Audio API reference
POST /v1/ingest/audio/{tenant}/{record} accepts raw PCM samples or a decodable container (WAV, FLAC, MP3, OGG). Algorithm via ?algorithm=.
Algorithm matrix
algorithm |
Output | Use for |
|---|---|---|
wang |
constellation-of-peaks landmark hashes | Shazam-style "name that song" matching |
panako |
scale-and-tempo robust landmark hashes | matching across pitch/tempo modifications |
haitsma |
block-energy bit pattern | dense fingerprint, fast lookup, classic Haitsma–Kalker |
neural |
dense embedding (FP32 vector) | semantic similarity (genre, mood, voice ID) |
watermark |
WatermarkReport (no record persisted) |
detect ucfp/audiofp watermarks embedded by an earlier /embed call |
Required parameters
sample_rate
The decoder needs the sample rate for raw PCM. Common values: 16000, 22050, 44100, 48000. For containerised audio (WAV, MP3, FLAC, OGG) it is read from the header — pass the value anyway as a sanity check.
model_id (neural only)
Selects the embedding model. Omit to use the server default. Available models on the hosted plane: vggish, clap-htsat, pann-cnn14. Self-hosters can preload custom models — see the Rust crate docs.
Per-algorithm parameters
wang
curl -sS -X POST \
'https://ucfp.dev/v1/ingest/audio/17/01HZX…?algorithm=wang&sample_rate=44100' \
-H 'Authorization: Bearer ucfp_…' \
-H 'Content-Type: audio/wav' \
--data-binary @clip.wavOptional WangConfig body (multipart):
{
"fan_value": 15,
"amp_min": 10,
"peak_neighborhood": 20,
"min_hash_time_delta": 0,
"max_hash_time_delta": 200
}panako
Same shape, with a PanakoConfig body. Robust to ±10 % tempo and ±5 semitone pitch changes. Feature audio-panako.
haitsma
Optional HaitsmaConfig:
{ "frame_size": 2048, "frame_stride": 64 }Output: one 32-bit subfingerprint per frame; matching uses Hamming over windows of ~256 frames. Feature audio-haitsma.
neural
curl -sS -X POST \
'https://ucfp.dev/v1/ingest/audio/17/01HZX…?algorithm=neural&sample_rate=16000&model_id=clap-htsat' \
-H 'Authorization: Bearer ucfp_…' \
-H 'Content-Type: audio/wav' \
--data-binary @clip.wavReturns an FP32 vector. Slow (model inference); cache aggressively. Feature audio-neural.
watermark
POST /v1/ingest/audio/{tenant}/{record}/watermark — note the /watermark suffix.
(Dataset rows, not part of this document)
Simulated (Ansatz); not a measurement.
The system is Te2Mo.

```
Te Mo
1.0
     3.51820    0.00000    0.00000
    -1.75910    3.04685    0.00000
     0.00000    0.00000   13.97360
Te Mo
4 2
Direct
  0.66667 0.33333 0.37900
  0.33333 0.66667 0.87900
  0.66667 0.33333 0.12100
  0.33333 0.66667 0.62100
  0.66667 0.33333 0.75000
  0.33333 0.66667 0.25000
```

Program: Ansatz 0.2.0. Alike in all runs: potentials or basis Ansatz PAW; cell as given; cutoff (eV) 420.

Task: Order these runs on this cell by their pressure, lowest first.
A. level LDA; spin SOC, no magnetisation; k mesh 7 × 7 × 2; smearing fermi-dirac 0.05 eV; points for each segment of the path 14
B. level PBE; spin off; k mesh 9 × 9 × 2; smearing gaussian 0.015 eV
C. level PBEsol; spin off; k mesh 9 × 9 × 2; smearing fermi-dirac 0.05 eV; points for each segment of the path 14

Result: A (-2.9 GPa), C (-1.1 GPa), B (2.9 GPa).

Does not persist a record. Returns WatermarkReport:
{
"detected": true,
"payload": "0x9f01a2c3",
"confidence": 0.94
}If detected is false, payload is null and confidence indicates the model's certainty in the negative. Feature audio-watermark.
Streaming
POST /v1/ingest/audio/{tenant}/{record}/stream accepts a chunked body with framed PCM. Use this for live audio (mic capture, RTSP relay, broadcast monitor). The server emits incremental fingerprints as the stream advances.
Multipart form fields:
| Field | Type | Notes |
|---|---|---|
sample_rate |
int | Required. |
algorithm |
string | wang, panako, or haitsma. neural and watermark are not streamable in v1. |
audio |
binary stream | The chunked body. |
Response: NDJSON, one fingerprint per line. The connection stays open until the client closes its body. Feature audio-streaming.
Response (non-streaming)
{
"tenant_id": 17,
"record_id": "01HZX…",
"modality": "audio",
"algorithm": "audiofp-wang-v1",
"format_version": 1,
"config_hash": "0x88a121bc4f0e7dd5",
"fingerprint_bytes": 4096,
"has_embedding": false,
"embedding_dim": null,
"model_id": null
}For neural, has_embedding is true and embedding_dim is set.
Supported input formats
WAV (PCM 16/24/32), FLAC, MP3, OGG Vorbis, raw PCM (with sample_rate query param). Multi-channel input is downmixed to mono before fingerprinting.